In November of 2009, my friend and vegan cookbook author Sharon Valencik was invited to appear on a television show, but the invitation was revoked when one of the advertisers – the dairy industry – objected. Below is an exclusive interview with Sharon about her experience.
Sharon is the author of a vegan dessert cookbook, Sweet Utopia, which can be purchased online, and she’s already at work on her next vegan cookbook, World Utopia. Sharon lives in New Jersey with her rescued rabbit, shelter dog, two vegan sons, and husband, Milan Valencik, who took the stunning photographs that appear in the book.
How were you invited to appear on the television show, and what kind of television show was it?
A TV show producer contacted my publisher, then called me, telling me what a great opportunity it was, for all the millions and millions of viewers they had for this specific holiday show. He heard about my book and thought it would be perfect. He was excited about it.
How did you learn that you were no longer scheduled to appear, and what reason was given?
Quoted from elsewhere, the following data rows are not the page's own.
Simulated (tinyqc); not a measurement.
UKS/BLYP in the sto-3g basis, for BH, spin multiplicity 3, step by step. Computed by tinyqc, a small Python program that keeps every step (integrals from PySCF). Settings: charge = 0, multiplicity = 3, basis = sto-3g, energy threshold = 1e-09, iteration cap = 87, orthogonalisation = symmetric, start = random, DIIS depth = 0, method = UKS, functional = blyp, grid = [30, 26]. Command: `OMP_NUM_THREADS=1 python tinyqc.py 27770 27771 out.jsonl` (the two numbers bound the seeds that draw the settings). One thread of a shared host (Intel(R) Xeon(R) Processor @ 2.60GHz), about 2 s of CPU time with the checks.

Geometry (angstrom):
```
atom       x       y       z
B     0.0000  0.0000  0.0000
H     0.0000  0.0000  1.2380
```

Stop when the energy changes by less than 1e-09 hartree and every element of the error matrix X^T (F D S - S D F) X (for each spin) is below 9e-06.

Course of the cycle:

The next day he contacted my publisher and told them it didn't pass the advertisers' criteria, that there was dairy industry involved and vegan wouldn't do. He was disappointed because he loved the book.
Before the producer withdrew the invitation to appear on the show, were you aware that the dairy industry was one of their advertisers?
No, he didn't say who the advertisers were before.
How do you feel about the dairy industry doing this to you and, ultimately, to the animals?
I think that it is not only the dairy industry that did this to me, but the media. The media needs to make it clear that they will not be swayed by advertisers, and will show any issues they want without consequence. However, I can't say I was surprised to learn of what happened. The dairy industry is still so big and intimidating. We need to help shrink their influence by making them obsolete, and it is happening, little by little, as people turn more to nondairy alternatives. I am going to keep doing what I am doing, which is to let people know that they don't need dairy for anything.
Does your book mention animal rights, or give reasons for going vegan?
It's mainly an introduction to the issues. The publisher was clear that it would be a cookbook, and any detailed information about those issues would be cut. They are a very vegan friendly publisher but were clear that they didn't want information to turn people off in a dessert book. I included what I was able to.
How did you become vegan, and how did Sweet Utopia come about?
I became a vegetarian when I was 12, on my own. I gradually became vegan many years ago.
Dessert was always the biggest problem for me, because I couldn't find a good dessert. I made up my own techniques and recipes based on my favorites and family recipes that were handed down over generations. I soon started a collection and wanted to publish it so my sons would have it too, and to help people who also wanted good and easy vegan dessert recipes. I really wanted to let nonvegans know that desserts don't need to contain eggs and dairy to be delicious and taste like the "real thing." You really can't tell that my desserts are vegan. They're just good! And I wanted the recipes to be simple and use straightforward ingredients so people, including myself, would actually make them. I'm using vegan dessert making as one way to make animal products obsolete.
Free Sample Recipe:Sharon generously offers this free sample recipe, which does not appear in the book.
This cake is simple and wonderful in May, when the tartly delicious stalk is in season. I'd never tasted a cake made with rhubarb before creating this recipe, but I always loved rhubarb in pie and cobbler, so I gave it a shot. It's delicious, especially with a big scoop of vanilla soy ice cream next to it!
2 1/2 cups washed, peeled and sliced rhubarb (into about 1-inch pieces)
2 tablespoons granulated sugar
1 1/2 cups all-purpose flour
2 teaspoons baking powder
1/2 teaspoon baking soda
1 cup granulated sugar
1/3 cup vegan butter substitute, at room temperature
1/3 cup soy yogurt
1/2 cup soymilk
2 tablespoons maple syrup
2 teaspoons white or cider vinegar
1 teaspoon finely grated lemon peel
1 teaspoon vanilla extract
1/2 teaspoon ground cinnamon
Powdered sugar for garnish (optional)
Combine the rhubarb with the 2 tablespoons sugar in a medium bowl.
Preheat oven to 350 degrees F and oil and flour a 9-inch spring form pan.
Combine the flour, baking powder, and baking soda in a bowl. In a separate large bowl, combine the sugar and vegan butter substitute and beat with a wooden spoon until smooth. Beat in the yogurt, soymilk, maple syrup, vinegar, lemon peel, vanilla extract, and cinnamon. Stir in the flour mixture until evenly combined. Gently fold in the rhubarb. Pour the batter into the prepared pan. Bake for 1 hour.
Serve the cake with powdered sugar on top or with vanilla soy ice cream. Store leftovers in a sealed container in the refrigerator.